Doctor said, "You legally blind, you got 10/600 vision,
“you can't be behind no wheel and be safe."
I have visual imparities, but Legally Blind Boy Paxton
is the stupidest stage name I could come up with,
so I just omitted the 'legally'.
(chuckles)
(mandolin picking music)
- [Chris] I'm Chris Funk.
I'm a musician in a band called The Decemberists,
and I'm on a journey looking for the most
surprising and extraordinary people in music.
My next stop takes me to New York City.
There, I will meet a virtuoso in his 20's
whose genius is playing music that's 100 years old.

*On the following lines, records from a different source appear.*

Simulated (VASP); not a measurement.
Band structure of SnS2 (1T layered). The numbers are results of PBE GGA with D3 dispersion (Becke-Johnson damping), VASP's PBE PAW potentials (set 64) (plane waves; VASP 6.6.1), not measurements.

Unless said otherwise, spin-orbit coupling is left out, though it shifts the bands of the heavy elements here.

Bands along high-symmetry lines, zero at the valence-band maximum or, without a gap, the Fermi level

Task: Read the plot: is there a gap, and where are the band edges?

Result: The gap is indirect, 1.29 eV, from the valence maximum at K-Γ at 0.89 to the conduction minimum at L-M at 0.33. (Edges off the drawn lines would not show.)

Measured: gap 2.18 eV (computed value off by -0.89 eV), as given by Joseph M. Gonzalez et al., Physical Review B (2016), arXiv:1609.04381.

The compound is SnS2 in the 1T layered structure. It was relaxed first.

You wanna play some piano?
- [Jerron] Alright.
(rolls keys on keyboard)
(lively piano music)
My name is Jerron Paxton.
Born South Central Los Angeles,
currently of New York City and a world traveler.
I'm a music physician.
Dr. Feelgood of music as it was.
- [Chris] Jerron is a master of forgotten music.
The first time I heard him play,
I thought I was listening to some old, obscure 45's.
He can pick up almost any instrument
and it sounds like he just stepped off
the Mississippi Delta.
(lively piano music)
(men chuckle)
I play guitar, banjo, harmonica, piano, fiddle.
(fiddle music)
And some other instruments that are
reserved for private pleasure.
(man chuckles)
What?
Get your mind out of the gutter.
(fiddle music)
People call this traditional music
and lot of people tend to think of me as a revivalist.
I don't tend to think of things in those terms
because I'm a musician.
This is music I always played and I always
played it for my family.
It's not old or traditional or throwback,
I'm just a dude that plays music that
my folks and I wanna listen to.
Play the melody with the right side.
No way.
And you play the harmony with the left side.
I've got insane oral skills.
(man laughs)
- [Chris] One of my favorite things about Jerron
is that he's on a historical mission of sorts,
rediscovering for the rest of us
the original black music of America.
People don't associate the banjo
with black people anymore and, you know, 200 years ago
that's all you associated with 'em.
(picks banjo)
Oh, baby.
(tunes down)
That's my direction, to find a music
that relates to my culture I had to go back.
I had to go back past recording history,
had to go back to the 1840s to hear
what that kind of music sounded like.
And seeing as their ain't no records of it,
I have to recreate it, you know?
I'm one of a handful of black banjo players
left in the world.
I figured to represent black banjo music
all I had to do was just act natural.
♪ It may rain, it may snow, ♪
♪ It may rain a whole lot more ♪
Back home in South Central, I'd play the music
like my grandma taught me from the cotton field.
It don't have too much European overtones and influences.
The techniques and a lot of the melodies
are made out of whole cloth by the builders of America.
(laughs)
(crowd cheers and applauds)
Thank you so much, my gangster brothren and sistren.
- [Chris] After watching Jerron
at the Jalopy Theater in Brooklyn
play songs that are 100 years old,
it's easy to see why he can captivate an audience.
(guitar picks jovially)
It takes me.
You know, it's my music, it's my culture and it's my passion.
And I don't watch TV and I don't have
too many other hobbies, so this is what I get into.
And I get into the history of it.
(harmonica cries)
It seems to be more entertaining than
any book and any story that you could read
because it's all real and there's more of it
to be discovered.
(crowd cheers and applauds)
Thank you, friends.
(gentle music)
(electronic beep)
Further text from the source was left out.